While we can’t control the weather (yet), we can increase our odds of navigating slush-filled roadways successfully. Mental Floss spoke with American Automobile Association (AAA) driving education expert William Van Tassel, Ph.D., for some key tips on how to get your winter driving in gear.

1. GATHER SUPPLIES.

Before you even start your car up for a trip through inclement weather, Van Tassel recommends you pack a worst-case scenario trunk full of supplies. “In case of emergency, you want things on board like water, a blanket, a flashlight, gloves, and kitty litter,” he says. (That last one is for traction in case you get stuck in a snowbank.) You should also have road flares, a shovel, an ice scraper, and a fully-charged cell phone to call for assistance if needed.

2. SLOW DOWN.

Posted speed limit signs assume you’re driving on clear and clean roadways. If snow or ice has accumulated, you need to adjust your speed accordingly. “In slick conditions, tires lose a lot of traction,” Van Tassel says. “You should be cutting your speed down by half or more.” Unfortunately, a lot of people learn this the hard way. “After a snowstorm, we’ll see more crashes on day one than days two or three.”

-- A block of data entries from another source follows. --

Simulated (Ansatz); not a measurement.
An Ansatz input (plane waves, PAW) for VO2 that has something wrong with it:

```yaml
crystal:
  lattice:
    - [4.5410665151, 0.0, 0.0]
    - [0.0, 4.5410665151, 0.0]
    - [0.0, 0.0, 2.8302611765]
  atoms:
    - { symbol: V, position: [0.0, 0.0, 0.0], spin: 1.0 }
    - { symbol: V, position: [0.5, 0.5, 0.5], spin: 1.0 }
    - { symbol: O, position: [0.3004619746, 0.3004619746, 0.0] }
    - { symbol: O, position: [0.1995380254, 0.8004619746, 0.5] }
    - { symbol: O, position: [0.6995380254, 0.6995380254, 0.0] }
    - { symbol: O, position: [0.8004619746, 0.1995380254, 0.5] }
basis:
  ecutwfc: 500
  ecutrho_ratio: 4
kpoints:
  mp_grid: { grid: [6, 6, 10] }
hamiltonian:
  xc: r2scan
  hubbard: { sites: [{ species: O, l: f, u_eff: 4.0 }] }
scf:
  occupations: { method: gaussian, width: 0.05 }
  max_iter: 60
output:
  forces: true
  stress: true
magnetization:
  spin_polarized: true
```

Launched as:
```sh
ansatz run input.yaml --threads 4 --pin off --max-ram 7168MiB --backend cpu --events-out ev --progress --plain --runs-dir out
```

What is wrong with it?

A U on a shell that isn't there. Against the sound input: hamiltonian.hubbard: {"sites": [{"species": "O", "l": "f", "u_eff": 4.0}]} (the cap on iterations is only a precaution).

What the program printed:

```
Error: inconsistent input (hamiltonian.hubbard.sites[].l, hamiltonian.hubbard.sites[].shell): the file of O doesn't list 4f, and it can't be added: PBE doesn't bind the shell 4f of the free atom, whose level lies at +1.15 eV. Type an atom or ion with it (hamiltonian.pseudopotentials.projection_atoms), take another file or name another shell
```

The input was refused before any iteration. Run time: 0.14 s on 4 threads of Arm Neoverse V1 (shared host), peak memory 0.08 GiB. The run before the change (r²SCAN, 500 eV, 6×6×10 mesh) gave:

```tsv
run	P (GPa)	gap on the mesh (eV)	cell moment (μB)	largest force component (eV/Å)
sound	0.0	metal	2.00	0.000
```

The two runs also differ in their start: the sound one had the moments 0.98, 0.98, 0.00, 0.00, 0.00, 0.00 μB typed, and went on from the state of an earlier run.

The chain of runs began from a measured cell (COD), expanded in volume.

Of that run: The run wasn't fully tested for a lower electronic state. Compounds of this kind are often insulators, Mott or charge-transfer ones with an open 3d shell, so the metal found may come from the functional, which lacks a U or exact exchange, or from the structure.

Van Tassel also cautions to avoid becoming overconfident on snow tires. While they provide better traction in bad weather, it’s not license to speed up.

3. MAINTAIN A SAFE DISTANCE FROM OTHER CARS.

You should be doing this regardless, but bad weather makes it even more crucial. Keep your vehicle at a safe distance from cars behind, in front, and off to the sides, as well as away from pedestrians or cyclists. If you need to brake suddenly, you need time—and space—to avoid a collision. “You really want more space in front,” Van Tassel says. Try to stay between seven and 10 seconds behind the vehicle ahead. That means seeing a landmark and then counting down until you pass the same marker. If you’re only a few seconds behind, you’re too close.

4. DON’T STEER INTO SKIDS.

“That was an old rule of thumb,” Van Tassel says. “The problem is, by the time I remember to steer into a skid, I’m already in a ditch.” If you feel your vehicle sliding, it’s better to steer in the direction you want to go. “You’ll drive where you look, so don’t look at a telephone pole.”

To help maintain control of the car, you want to focus on doing one thing at a time. “If you’re going through a turn, brake, finish braking, then turn. Don’t brake and turn at the same time.”

5. KEEP YOUR HEADLIGHTS ON.

Yep, even in broad daylight. Bad weather limits visibility, and headlights allow both you and your fellow drivers to orient a vehicle. “You’re twice as visible to other drivers that way,” Van Tassel says. “When people can see you, they can avoid you.”

Van Tassel also recommends that drivers avoid relying on fancy car technology to keep them safe. While blind spot monitoring and lane changing sensors are useful, they’re not there so you can zone out. “The tech is there to back you up if you need it. Drive the car, but don’t rely on those things,” he says.